Silas Richelson: Topology-Hiding Computation

Friday, February 13, 2015 - 10:30am to 12:00pm
Location: 
G449 (Patil/Kiva)
Speaker: 
Silas Richelson, UCLA Computer Science Dept.

Abstract: 

Secure Multi-party Computation (MPC) is one of the foundational achievements of modern cryptography, allowing multiple, distrusting, parties to jointly compute a function of their inputs, while revealing nothing but the output of the function. Following the seminal works of Yao and Goldreich, Micali, Wigderson and Ben-Or, Goldwasser, Wigderson, the study of MPC has expanded to consider a wide variety of questions, including variants in the attack model, underlying assumptions, complexity and composability of the resulting protocols.

One question that appears to have received very little attention, however, is that of MPC over an underlying communication network whose structure is, in itself, sensitive information. This question, in addition to being of pure theoretical interest, arises naturally in many contexts: designing privacy-preserving social-networks, private peer-to-peer computations, vehicle-to-vehicle networks and the ``internet of things'' are some of the examples.
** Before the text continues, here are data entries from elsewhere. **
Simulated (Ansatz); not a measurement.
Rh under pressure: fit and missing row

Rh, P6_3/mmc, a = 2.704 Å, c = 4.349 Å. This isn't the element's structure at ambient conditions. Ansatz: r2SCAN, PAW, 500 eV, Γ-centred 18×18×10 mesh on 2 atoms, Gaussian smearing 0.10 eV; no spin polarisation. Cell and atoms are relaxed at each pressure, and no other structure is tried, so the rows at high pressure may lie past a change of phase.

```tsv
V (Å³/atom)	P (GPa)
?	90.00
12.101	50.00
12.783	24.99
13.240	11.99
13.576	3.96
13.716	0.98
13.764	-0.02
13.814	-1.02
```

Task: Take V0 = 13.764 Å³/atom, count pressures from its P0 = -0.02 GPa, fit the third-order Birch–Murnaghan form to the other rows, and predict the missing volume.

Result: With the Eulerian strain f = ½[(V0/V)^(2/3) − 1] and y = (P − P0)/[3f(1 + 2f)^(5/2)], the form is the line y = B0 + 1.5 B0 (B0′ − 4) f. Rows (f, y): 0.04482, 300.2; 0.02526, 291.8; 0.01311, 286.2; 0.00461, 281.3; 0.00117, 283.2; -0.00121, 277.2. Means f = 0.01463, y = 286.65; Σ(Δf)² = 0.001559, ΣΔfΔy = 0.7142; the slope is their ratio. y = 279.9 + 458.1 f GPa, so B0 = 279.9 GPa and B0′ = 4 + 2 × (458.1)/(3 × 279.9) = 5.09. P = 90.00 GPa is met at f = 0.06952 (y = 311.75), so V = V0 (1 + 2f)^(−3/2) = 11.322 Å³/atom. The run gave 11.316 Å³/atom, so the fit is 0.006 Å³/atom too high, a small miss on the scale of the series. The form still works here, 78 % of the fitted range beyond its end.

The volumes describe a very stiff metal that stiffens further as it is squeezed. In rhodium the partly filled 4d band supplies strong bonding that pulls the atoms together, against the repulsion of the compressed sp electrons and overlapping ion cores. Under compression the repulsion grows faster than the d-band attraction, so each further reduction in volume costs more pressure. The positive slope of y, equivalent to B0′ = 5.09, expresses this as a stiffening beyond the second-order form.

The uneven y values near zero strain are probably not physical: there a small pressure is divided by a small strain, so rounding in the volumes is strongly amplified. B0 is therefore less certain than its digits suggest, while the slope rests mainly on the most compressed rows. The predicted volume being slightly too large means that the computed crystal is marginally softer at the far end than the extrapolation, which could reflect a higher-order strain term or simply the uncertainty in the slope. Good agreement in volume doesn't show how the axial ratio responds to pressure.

In this paper, we initiate the study of ``topology-hiding computation'' in the computational setting. We give formal definitions in both simulation-based and indistinguishability-based flavors. We show that, even for fail-stop adversaries, there are some strong impossibility results. Despite this, we show that protocols for topology-hiding computation can be constructed in the semi-honest and fail-stop models, if we somewhat restrict the set of nodes the adversary may corrupt.